What if your shirt could monitor your heart rate, tell you when you're getting dehydrated and keep track of your range of motion during exercise or strenuous activity? A group of undergrads at Philadelphia University has been working to develop a shirt with this kind of wearable tech in collaboration with the Verizon Emerging Technologies team.
The compression shirt, made of polyester and Lycra, might appear to be an ordinary workout top, but it has a soft skeleton of sensors sewn inside it. These sensors monitor your body during physical activity, sending information about your hydration levels, range of motion and heart rate directly to your smart phone.
The sensor shirt project was led by three undergraduate students—one in fashion design and two in engineering—along with Mark Sunderland, a textile engineer and Director of Textile Engineering at Philadelphia University. The team, which first began experimenting with sensors sewn into shirts, is now working on weaving conductive yarns directly into the fabric to make such sensors less obtrusive. In January, they presented the shirt to Marni Walden, Verizon's President of Product Innovation and New Businesses, alongside 20 other innovative technologies.
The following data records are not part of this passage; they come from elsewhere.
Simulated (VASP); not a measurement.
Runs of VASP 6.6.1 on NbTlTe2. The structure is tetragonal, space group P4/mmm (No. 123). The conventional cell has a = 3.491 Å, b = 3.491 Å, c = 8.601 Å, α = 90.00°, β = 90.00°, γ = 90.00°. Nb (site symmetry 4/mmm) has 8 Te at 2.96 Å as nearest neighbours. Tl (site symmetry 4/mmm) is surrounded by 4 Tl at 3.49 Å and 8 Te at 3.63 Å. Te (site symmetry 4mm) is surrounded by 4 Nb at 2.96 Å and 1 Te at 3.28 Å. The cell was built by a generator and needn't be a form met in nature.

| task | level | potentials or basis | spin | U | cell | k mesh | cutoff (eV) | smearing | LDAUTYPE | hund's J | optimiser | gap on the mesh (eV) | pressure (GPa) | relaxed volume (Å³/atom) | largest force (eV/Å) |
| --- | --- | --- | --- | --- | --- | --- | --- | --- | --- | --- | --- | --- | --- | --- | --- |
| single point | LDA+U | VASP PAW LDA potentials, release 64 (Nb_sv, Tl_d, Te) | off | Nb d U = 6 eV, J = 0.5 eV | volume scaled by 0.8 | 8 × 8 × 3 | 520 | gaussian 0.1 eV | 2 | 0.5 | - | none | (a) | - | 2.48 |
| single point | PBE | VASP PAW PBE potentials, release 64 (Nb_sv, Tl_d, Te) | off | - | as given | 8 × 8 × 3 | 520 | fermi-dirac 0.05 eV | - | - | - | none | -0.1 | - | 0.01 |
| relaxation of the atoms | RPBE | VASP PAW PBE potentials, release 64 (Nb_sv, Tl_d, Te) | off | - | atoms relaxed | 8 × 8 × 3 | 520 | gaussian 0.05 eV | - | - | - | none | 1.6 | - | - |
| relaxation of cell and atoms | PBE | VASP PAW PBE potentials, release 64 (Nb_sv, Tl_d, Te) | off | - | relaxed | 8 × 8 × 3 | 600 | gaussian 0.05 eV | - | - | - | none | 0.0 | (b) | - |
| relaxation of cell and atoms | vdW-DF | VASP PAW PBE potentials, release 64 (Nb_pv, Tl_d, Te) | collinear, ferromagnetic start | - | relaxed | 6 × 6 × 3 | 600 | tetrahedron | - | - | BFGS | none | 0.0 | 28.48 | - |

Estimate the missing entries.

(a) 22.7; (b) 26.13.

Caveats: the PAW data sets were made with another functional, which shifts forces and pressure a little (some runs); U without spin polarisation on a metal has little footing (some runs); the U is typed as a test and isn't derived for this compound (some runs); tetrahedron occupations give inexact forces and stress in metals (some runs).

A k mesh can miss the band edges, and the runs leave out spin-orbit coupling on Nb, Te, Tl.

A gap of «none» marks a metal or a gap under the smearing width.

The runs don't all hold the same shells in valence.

The project isn't just an opportunity for undergrads to experiment with wearable tech, it also connects them with real-world industry experts and lets them translate their ideas into actual products.
"If you get students on these projects as sophomores and juniors, they become so much more mature about opportunities driven by industry," says Sunderland. "The students are asked to not only maintain the prototype, but to develop a supply chain. There's a real business model attached to it."
The sensor shirt was a product of the Nexus Challenge Industry Project in which PhilaU students took on the task of creating a new type of consumer wearable. The project was collaboration with Verizon and its emerging technologies team, which launched in 2014 to explore new types of devices and technologies to gather and use real-time data, according to Ted Stecko, Device Technologies Manager at Verizon.
These kinds of student-led initiatives have helped Verizon push the boundaries of the technology it’s exploring. "We see [universities] as melting pots and idea factories. These students are part of a new generation," says Stecko. "They are the ones forming the management of companies moving forward."